Overlooked opponent faces uphill battle in Brazil

ADRIANA GOMEZ LICON
Associated Press

SAO PAULO (AP) — Aecio Neves’ surprisingly strong showing in the first round of Brazil’s presidential election has turned the nation’s politics on its head and put him within striking distance of incumbent Dilma Rousseff, but the former governor still faces a heavy task if he is to unseat her.

The business-minded Neves came within 8 percentage points of Rousseff in Sunday’s vote and has momentum and a strong central-right party on his side. The challenge for Neves, who was born into affluence and political power, will be to connect with Brazil’s poor, millions of whom have directly benefited from Rousseff’s policies.

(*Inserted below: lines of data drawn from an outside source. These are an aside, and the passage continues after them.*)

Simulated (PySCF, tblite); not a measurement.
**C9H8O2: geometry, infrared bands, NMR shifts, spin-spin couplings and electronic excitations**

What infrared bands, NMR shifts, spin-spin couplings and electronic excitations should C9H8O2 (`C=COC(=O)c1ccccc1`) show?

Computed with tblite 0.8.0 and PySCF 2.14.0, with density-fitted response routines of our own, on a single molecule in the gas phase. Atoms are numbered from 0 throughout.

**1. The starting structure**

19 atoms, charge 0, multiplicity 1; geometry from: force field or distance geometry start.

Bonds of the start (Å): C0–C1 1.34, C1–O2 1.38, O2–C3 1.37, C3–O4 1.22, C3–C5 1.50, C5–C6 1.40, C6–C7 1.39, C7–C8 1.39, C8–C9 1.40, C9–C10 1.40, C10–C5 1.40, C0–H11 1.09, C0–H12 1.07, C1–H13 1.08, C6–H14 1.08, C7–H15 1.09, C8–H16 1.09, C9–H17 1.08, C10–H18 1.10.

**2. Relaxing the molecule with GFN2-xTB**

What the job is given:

“He needs a more popular dialogue to build a bridge to those voters,” said Mauricio Moura, a Brazilian pollster and professor of political strategy at George Washington University.

The 54-year-old economist has three weeks to do it.

Neves defied expectations in Sunday’s first-round vote, finishing second with 34 percent to Rousseff’s 42 percent. Socialist Party candidate Marina Silva, who at one point led Rousseff in polling, finished third at 21 percent and will not advance to the Oct. 26 runoff.

Voters now have a clear choice: Re-elect the left-leaning Rousseff and endorse her protectionist trade stance or move to the right with Neves, who has promised to cut government spending, open infrastructure to the private sector and pursue direct trade deals with Europe and the United States.

They are positions certain to be attacked by Rousseff now that Silva is out of the race.

Silva, a popular former environment minister, drew huge support after she was named to replace Eduardo Campos, her party’s initial candidate who died in a plane crash in August. But her appeal waned after Rousseff launched an aggressive campaign to discredit her, including negative ads that portrayed Silva’s plans to loosen control of the business sector as a threat to the social gains made under 12 years of Workers’ Party rule.

“Aecio hasn’t been under much scrutiny in the past month given Marina’s surge. But now he is going to be the center of attention for the PT’s (Worker’s Party) machinery,” said Joao Augusto de Castro Neves, Latin America director for the Eurasia Group consulting firm.

Rousseff was quick to take on her new target. In her postelection speech Sunday, she said a Neves victory would bring back the “ghosts of the past,” referring to the high rates of inflation and unemployment that dominated the administrations of Neves’ Social Democracy Party in the 1990s.

Neves struck back Monday, saying Brazilians are, on the contrary, care more about the stagnant economy and corruption cases that now dog the ruling party.

“In reality, Brazilians are very worried about the monsters of the present of high inflation, recession and corruption,” he said at a press conference.

Rousseff has vulnerabilities. Her showing in the first round was the weakest for a Workers’ Party candidate in 16 years. Neves’ side has pointed out that opposition candidates pulled more votes than the president, a sign he hopes signals the nation is ready for a change.

His campaign manager, Jose Agripino Maia, wasted little time reaching out publicly to Silva in a bid to win her followers, saying that while the team will respect her decision, “I think our obligation is to fight to obtain Marina’s formal support.”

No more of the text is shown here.